Crafting Contract Damages in China: Experience, Art, and Prudence
As I was going through my overflowing email inbox last weekend, three emails about contract damages really jumped out at me. But before I dive into those emails, I will first seek to demystify the concept of contract damages and explain why it’s so important for your China contract.
Decoding Contract Damages
Contract damages are provisions that set forth the amount of money one party has to pay the other for breaching the contract. A typical contract might state that if Party X breaches the agreement, Party Y would be entitled to $650,000 as contract damages. Most of the ones the China lawyers at my law firm draft contain multiple such provisions, reflecting various scenarios.
These stipulated damages in contracts with Chinese companies are invaluable. They are a crucial instrument in conveying both the importance of the contract terms and the potential consequences of a breach. Getting the contract damages provision right is the most important thing we lawyers do when drafting certain types of contracts for China. No exaggeration.
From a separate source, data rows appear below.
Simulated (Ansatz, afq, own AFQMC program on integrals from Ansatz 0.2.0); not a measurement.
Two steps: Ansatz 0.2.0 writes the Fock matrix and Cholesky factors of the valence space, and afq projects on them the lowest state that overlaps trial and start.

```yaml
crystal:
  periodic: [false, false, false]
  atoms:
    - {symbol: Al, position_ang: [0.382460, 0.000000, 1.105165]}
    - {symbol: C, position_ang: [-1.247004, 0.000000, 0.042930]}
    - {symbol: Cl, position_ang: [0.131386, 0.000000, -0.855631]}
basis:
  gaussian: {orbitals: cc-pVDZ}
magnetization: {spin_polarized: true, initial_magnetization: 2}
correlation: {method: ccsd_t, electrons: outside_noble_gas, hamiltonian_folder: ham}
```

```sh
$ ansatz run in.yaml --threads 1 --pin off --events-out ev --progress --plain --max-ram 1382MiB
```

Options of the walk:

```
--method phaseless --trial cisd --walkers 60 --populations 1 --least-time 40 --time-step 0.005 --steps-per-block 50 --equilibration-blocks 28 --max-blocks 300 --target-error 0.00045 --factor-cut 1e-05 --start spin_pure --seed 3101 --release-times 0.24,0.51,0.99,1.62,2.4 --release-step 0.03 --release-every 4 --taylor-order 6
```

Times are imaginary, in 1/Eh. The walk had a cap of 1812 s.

The Art and Science Behind the Contract Damage Numbers
Figuring out the right dollar amount for contract damages involves more than just pulling a number out of thin air. It’s a blend of legal expertise, extensive China-world experience, and the delicate art of negotiation. Our China legal teamcollaborates extensively when determining these figures and we engage deeply with our clients (and even the opposing party) to ensure the chosen amount accurately represents the stakes involved.
In trying to arrive at a number, we frequently account for the overall amount at stake, the potential damages from a breach, the prestige of the Chinese company, and even the location of the court. Our overarching goal is to come to an amount that’s high enough to deter a breach, yet reasonable enough to ensure the contract is both signed and enforceable by the Chinese courts.
The Balancing Act with Chinese Courts
Our lawyers are always conscious of the fine line that separates contract damages from penalties. An excessively high figure might lead a Chinese court to dismiss it, viewing it as punitive measure rather than a compensatory one. Many foreign companies, in their quest to shield themselves from potential losses, set the bar way too high, unwittingly making enforcement a challenge.
Chinese companies are well-acquainted with contract damages and they often prefer signing contracts with excessively high damages, knowing full well that Chinese courts may deem them unenforceable. I know this because many Chinese lawyer friends have told me.
However, when done right, contract damages can be a game-changer. They can serve as deterrents, facilitate faster dispute resolution, and even provide a basis for prejudgment attachment of assets.
Chinese companies are terrified of well-crafted contract damages provisions and such provisions scare them into abiding by contracts.
Contract Damages in the Chinese Market: Lessons from the Field
Back to those three emails:
1. An NNN Agreement
Background: NNN Agreements safeguard intellectual property for businesses venturing into China. After drafting one for a client, feedback emerged: the client was convinced that our contract damage amount was way too low. The client said that if his company’s IP were in fact stolen, the damages would “easily go into the millions of dollars.”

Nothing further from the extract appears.